Number one, no, I don't think a broad consensus on viability is likely. Secondly, don't you think it's a little odd to have a rubric where the definition of where life begins changes with time and technology? I'm particularly interested in the question in regards to communities or countries where advanced life-support facilities for premature babies are unavailable.
To me, here is the crux of the matter: while we will have endless complex religious, philosophical and moral debates, and many of us will come to the same conclusion that there are no bright line answers, to have a law and a functioning civil society, we have to have bright line rules. This is impossible with a doctrine of human-at-viability, and difficult, I would say, with a doctrine of human-at-conception. (And pragmatically, that would have a whole host of consequences for things like in vitro fertilization.)

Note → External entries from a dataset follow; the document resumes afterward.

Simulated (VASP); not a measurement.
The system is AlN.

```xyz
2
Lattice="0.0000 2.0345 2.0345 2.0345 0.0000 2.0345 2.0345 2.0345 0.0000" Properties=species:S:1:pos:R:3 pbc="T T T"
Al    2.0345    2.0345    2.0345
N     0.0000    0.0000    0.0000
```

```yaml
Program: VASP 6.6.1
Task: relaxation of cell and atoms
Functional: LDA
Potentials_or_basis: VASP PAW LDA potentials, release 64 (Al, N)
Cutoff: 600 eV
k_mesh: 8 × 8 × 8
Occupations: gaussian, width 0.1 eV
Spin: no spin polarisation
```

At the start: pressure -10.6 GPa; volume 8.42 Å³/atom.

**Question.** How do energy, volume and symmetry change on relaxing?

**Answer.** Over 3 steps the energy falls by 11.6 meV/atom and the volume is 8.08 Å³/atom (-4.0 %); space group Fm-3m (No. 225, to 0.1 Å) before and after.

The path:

Defining the beginning of human-ness at birth, meanwhile, gives us the best bright-line rule to enact as a functioning society. And it eliminates the vast angst that forcing every pregnancy to be carried to term causes. That may not be a satisfactory philosophical stance for many, but I think that it's by far the most pragmatically workable system.
I’m one of those “horrific” supporters of abortion rights who doesn’t deny that fetuses are scientifically human.
I am not interested in who is scientifically human; I'm interested in who has gained human rights. Of course, I'm begging the question there; hence my dilemma. None of this makes my support for abortion rights less zealous or complete. It does mean that I struggle sometimes.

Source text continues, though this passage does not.